Fix merging race conditions #570

jenseng · 2017-04-03T21:01:37Z

Ensure we cache appropriately so we don't merge more than once or do unsafe reads of the resultset.

See https://gist.github.com/jenseng/62465f674f8c02de09ef776f23d4dca4 for simple repro script.

Fixes #406 and may partially address #559 (though enforcing covered_percentage still requires workarounds à la this comment, since any process before the last one won't have all the coverage data)

Basically there are 3 main problems when using merging:

SimpleCov.result doesn't cache the @result, so the default at_exit behavior causes it to store and merge 3 times.
SimpleCov::ResultMerger.resultset calls .stored_data twice.
SimpleCov::ResultMerger.merged_result doesn't synchronize or use a cached .resultset, so a concurrent .store_result call can cause us to read an empty file.

This can cause the formatter to miss out on coverage data in our formatters and/or get the wrong values for covered percentages.

Furthermore, if you use OJ, JSON.parse("") -> nil, which means .resultset can be nil, causing exceptions as seen in #406. So I went ahead and rolled that fix into this, since || {} is trivial, and the bug can easily be verified with my repro script above.

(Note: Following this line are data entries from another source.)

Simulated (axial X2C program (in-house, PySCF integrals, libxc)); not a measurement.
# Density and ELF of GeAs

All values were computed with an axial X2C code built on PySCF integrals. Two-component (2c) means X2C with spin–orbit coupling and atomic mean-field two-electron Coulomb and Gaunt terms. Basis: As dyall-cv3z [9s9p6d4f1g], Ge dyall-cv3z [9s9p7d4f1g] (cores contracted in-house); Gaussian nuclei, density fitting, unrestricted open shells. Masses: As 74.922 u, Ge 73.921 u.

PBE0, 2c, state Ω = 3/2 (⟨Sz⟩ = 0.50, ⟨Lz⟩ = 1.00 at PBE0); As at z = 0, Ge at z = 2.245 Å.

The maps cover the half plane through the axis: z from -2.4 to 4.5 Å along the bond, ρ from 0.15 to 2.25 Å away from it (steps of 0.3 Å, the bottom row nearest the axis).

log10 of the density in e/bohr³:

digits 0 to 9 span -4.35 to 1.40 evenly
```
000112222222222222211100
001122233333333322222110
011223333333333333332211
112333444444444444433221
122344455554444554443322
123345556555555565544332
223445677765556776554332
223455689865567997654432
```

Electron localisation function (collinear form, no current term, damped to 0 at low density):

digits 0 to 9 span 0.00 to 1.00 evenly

jenseng · 2017-04-03T21:11:20Z

hah, looks like rubocop needs to be pinned even more precisely ... master fails on 0.48.1 but passes on 0.48.0 😭

PragTob · 2017-04-03T21:22:37Z

Hi there!

Thanks a ton for this 🎉

Might take me a little while to get around to a proper review, feel free to ping me if I haven't gotten to it within a week (goal is sooner, but you know... things).

I just noticed and fixed the rubocop thing... changes in patch levels 😦 Master should be good after this so you can rebase/merge whatever.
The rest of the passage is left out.